28 March 2006

If you're in the Cambridge area...

...Professor Joyce Chaplin, a member of my committee will be speaking at Harvard Book Store about her new book, The First Scientific American: Benjamin Franklin and the Pursuit of Genius.

20 March 2006

Happy Spring!

It may not feel like it in many parts of the country, but today is the first day of spring!

You can read about the vernal equinox here.

07 March 2006

Rather appropriate, don't you think?

You Are Austin

A little bit country, a little bit rock and roll.
You're totally weird and very proud of it.
Artistic and freaky, you still seem to fit in... in your own strange way.

Famous Austin residents: Lance Armstrong, Sandra Bullock, Andy Roddick


I grew up in Austin so I've always been rather fond of the place...

06 March 2006

Light Evening Reading

I've been reading Gordon Wood's The Americanization of Benjamin Franklin in the evenings when I'm done dissertating for the day. I like to read non-dissertation material late in the evening, usually while sitting in my easy chair or up to my neck in hot bubbly water. So far, I'm enjoying it. Many of the themes in the book are expositions of Wood's earlier arguments in The Creation of the American Republic (1969)and The Radicalism of the American Revolution (1991). He does especially well explaining the two-tiered nature of eighteenth-century society (gentlemen, and others) in the opening chapter of Americanization, which made me remember how he had first advanced that theme to great effect in Radicalism. Indeed, Benjamin Franklin is the ideal case study for understanding the radical transformations brought on by the Revolution.

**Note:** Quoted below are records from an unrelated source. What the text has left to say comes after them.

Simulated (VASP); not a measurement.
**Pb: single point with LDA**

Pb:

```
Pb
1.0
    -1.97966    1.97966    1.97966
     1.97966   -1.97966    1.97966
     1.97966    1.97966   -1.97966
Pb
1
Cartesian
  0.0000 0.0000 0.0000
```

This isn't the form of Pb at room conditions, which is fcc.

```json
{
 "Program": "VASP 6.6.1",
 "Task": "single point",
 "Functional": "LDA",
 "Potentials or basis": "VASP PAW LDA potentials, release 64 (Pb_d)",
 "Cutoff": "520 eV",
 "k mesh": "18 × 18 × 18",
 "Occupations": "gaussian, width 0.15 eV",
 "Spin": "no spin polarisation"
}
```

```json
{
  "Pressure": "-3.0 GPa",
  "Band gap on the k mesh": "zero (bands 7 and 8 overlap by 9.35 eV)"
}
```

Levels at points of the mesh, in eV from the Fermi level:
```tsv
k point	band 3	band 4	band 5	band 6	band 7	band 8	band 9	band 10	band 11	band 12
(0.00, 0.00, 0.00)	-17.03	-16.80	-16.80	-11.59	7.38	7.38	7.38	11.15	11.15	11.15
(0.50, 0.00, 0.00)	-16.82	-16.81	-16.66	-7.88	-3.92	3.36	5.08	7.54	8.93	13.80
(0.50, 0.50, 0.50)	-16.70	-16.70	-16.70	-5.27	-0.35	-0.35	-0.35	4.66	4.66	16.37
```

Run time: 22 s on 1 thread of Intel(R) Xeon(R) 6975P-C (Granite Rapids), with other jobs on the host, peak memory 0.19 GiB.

But, I have to ask, as I begin chapter two, why oh why are the footnote numbers so tiny? Not only are the numbers indicating a citation tiny, but they are several shades lighter than the rest of the type. I have vision problems anyway, but I can't imagine how even unbespectacled readers with no eyesight issues can easily spot a footnote. I have to take my glasses off and hold the page to my face in order to determine that, yes, there is a footnote there, and then I have to squint to make out the number. Now, I realize that scholarly works intended for a more popular audience don't focus as much on the citations, but I'm interested! I wish the publishers of this book made it easier for me to check the footnotes.